Reducing distracted driving requires a dose of creativity
Distracted driving plays a role in thousands of deaths and hundreds of thousands of injuries each year. And despite near-universal disapproval of texting and emailing behind the wheel, roughly one-third of all drivers do it anyway. Now Jay Winsten, Frank Stanton Director of the Harvard School of Public Health’s Center for Health Communication, plans to start a campaign against distracted driving. Texting and cellphone use will be the main focus of the campaign, although other distractions—like programming a GPS or fiddling with a child’s entertainment center—will also be targeted.

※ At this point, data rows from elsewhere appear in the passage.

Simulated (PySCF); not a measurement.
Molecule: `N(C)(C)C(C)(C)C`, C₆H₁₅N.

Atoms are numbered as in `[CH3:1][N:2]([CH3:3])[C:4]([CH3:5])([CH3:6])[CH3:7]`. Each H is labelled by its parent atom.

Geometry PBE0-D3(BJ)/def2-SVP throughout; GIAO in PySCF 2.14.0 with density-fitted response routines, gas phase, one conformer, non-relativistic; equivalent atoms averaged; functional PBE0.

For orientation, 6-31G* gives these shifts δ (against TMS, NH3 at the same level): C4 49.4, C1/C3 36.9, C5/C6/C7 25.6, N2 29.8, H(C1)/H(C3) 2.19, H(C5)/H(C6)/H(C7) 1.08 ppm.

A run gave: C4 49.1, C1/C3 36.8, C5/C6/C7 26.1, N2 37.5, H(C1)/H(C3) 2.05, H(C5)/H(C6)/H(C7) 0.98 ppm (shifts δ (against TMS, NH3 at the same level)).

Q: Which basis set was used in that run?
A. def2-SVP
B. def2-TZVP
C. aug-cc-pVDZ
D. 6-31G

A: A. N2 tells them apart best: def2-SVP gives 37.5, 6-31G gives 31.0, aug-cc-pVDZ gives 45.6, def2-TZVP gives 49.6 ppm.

Winsten, who spearheaded the successful “designated driver” campaign in the late 1980s and early 1990s to reduce drunk driving, thinks that messages against distracted driving—on television shows, movies, websites, or social media—will eventually change social norms about the acceptability of emailing or texting behind the wheel. And, as he did with the distracted driving campaign, Winsten hopes to enlist the creative talents of Hollywood to get the message out.
“People connect to fictional characters, and become engaged in the story lines,” Winsten said in a May 20, 2013 Harvard Gazette article. “A substantial body of research on social learning has demonstrated that the modeling of behavior through entertainment programming can strongly influence social norms and behavior.”